The recent blizzard here on the Island took me back in time, to my life as a child growing up in Garrison, N.Y. before sailing brought me to the Vineyard.
I was a budding skier in those days and our neighborhood slope had been created by hand. We called it Gus’s mountain and it was a fairly steep descent of several hundred feet that Gus and his friends had cleared of trees and rocks. We could keep ourselves entertained for hours on Gus’s backyard slope, schlepping our Northland skis and bamboo poles to the top, locking into our bear trap bindings, then racing down.
After the first season, our adult community of alpine enthusiasts decided it was time to build a rope tow. To no one’s surprise, the three eldest Gilbert brothers rose to the challenge. They possessed a primal instinct for engineering using baling twine and sledgehammers for tools. To power the tow, they bought a beat-up ’52 Buick Roadmaster for $10 from Jimmy Bosco, the junk dealer.

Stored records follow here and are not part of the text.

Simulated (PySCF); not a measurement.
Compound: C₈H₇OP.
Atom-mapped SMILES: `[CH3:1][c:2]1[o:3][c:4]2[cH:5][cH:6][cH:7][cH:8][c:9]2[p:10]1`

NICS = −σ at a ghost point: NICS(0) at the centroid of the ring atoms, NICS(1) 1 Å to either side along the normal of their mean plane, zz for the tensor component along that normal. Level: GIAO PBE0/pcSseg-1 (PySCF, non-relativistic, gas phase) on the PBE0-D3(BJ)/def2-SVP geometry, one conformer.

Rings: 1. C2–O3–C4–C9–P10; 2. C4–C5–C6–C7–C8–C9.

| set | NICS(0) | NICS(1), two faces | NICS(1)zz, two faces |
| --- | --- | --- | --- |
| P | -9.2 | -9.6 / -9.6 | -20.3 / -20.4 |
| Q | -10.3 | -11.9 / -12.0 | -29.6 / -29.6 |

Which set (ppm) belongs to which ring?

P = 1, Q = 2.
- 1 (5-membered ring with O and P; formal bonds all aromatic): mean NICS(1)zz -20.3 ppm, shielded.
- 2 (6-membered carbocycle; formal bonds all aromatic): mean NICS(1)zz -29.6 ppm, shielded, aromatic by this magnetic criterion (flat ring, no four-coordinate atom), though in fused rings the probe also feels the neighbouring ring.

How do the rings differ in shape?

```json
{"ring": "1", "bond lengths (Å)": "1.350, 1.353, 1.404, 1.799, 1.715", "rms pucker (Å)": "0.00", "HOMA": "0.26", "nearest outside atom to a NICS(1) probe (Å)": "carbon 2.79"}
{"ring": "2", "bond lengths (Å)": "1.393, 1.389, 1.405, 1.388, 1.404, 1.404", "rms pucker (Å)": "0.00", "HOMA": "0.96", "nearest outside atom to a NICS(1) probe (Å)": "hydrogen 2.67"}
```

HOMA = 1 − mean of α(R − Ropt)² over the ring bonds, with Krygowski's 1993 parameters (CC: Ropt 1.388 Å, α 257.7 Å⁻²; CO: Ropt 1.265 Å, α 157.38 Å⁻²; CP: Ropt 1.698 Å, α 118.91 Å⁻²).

That summer, after a tune–up, grease job and topping off the gas, they drove the Buick to the top of the ski slope and blocked it off among some maples.
The Buick was a sorry old woody with dented fenders, shattered windshield, teeth broken off the grill, one headlight missing, a cockeyed front bumper and bits of birch paneling hanging like broken bones. Gus said it looked like Floyd Patterson after a few rounds with Sonny Liston.
With the car settled in its new surroundings, the Gilbert brothers welded an extra big rim to the rear drive wheel. Working in his cellar, Guy Cockburn, the local tree warden, and his helper, Lou Kingsley, volunteered to long splice lengths of manila line to make up the six hundred-foot rope tow into an endless loop.
At the top of the hill, the rope was passed over a junkyard wheel rim bolted to a tree about eight feet off the ground, then led around the Buick drive wheel and back down the slope. At the bottom, it was tensioned with a front-end axle that pivoted on a post, one end weighted with cement blocks hung from a line, then through a turning block lashed to a stump.
With the Fireball V8 engine growling at 1500 RPM in low gear, the rope traveled at a sedate pace, easy for a skier to grab hold of and get a ride up the hill. It was a marvel of resourcefulness and chance, and worked surprisingly well — most of the time.
One fine, bright winter day soon after my ninth birthday, I was riding up the tow, my right hand gripping the rope behind my back, my left hand holding on in front, skis sliding in the well-established tracks. A dozen or so skiers, ranging from toddlers to old timers, practiced the snowplow, zipped down parallel or attempted a technique somewhere between.
I called out to Pop as he cautiously glided by, but he was focused on a stem-christie turn and didn’t notice. My mother was on the far side of the hill chatting with Gloria and looking quite fashionable in her new Oleg Cassini red stretch pants.
The snow was deep and groomed — perfect conditions.
As I approached the summit, the old Buick came into view, chugging resolutely, a plume of exhaust stirring the still air. Had I been paying attention during my journey up the hill, I might have noticed the twisting towrope wrapping itself around my baggy ski parka, binding it in a knot at my midriff. When I let go of the rope and angled my skis toward the slope, I was yanked back and pulled over.
Helpless as a hooked fish, I dropped my poles and tried to free myself while being dragged through the snow. Then I was lifted off the ground, destined for the wheel rim attached to the tree. I called out to Mr. Townsend, who was on duty as safety officer, but he was slumped over in the driver’s seat, eyes closed, and, as we all knew, deaf as a doorknob.
Dangling several feet in the air, skis crisscrossing and 10 yards before certain disaster, I decided to let go and hung in mid-air by the knot. Then I started to spin, untwisting like a swing in a playground. Finally, in spitting distance of the machinery, I unwound from the grip of the rope and fell onto the soft snow. I stood up, brushed myself off and retrieved my poles.
My brother John, sliding off the tow a few minutes later, glanced at me as I was straightening the creases in my new Christmas parka.
“What are you doing, Nat? You’re ruining that jacket,” he said.
Then he turned and skied away.
Nat Benjamin is co-owner of The Gannon & Benjamin Marine Railway. He lives in Vineyard Haven.
Comments (13)
Comments
Comment policy »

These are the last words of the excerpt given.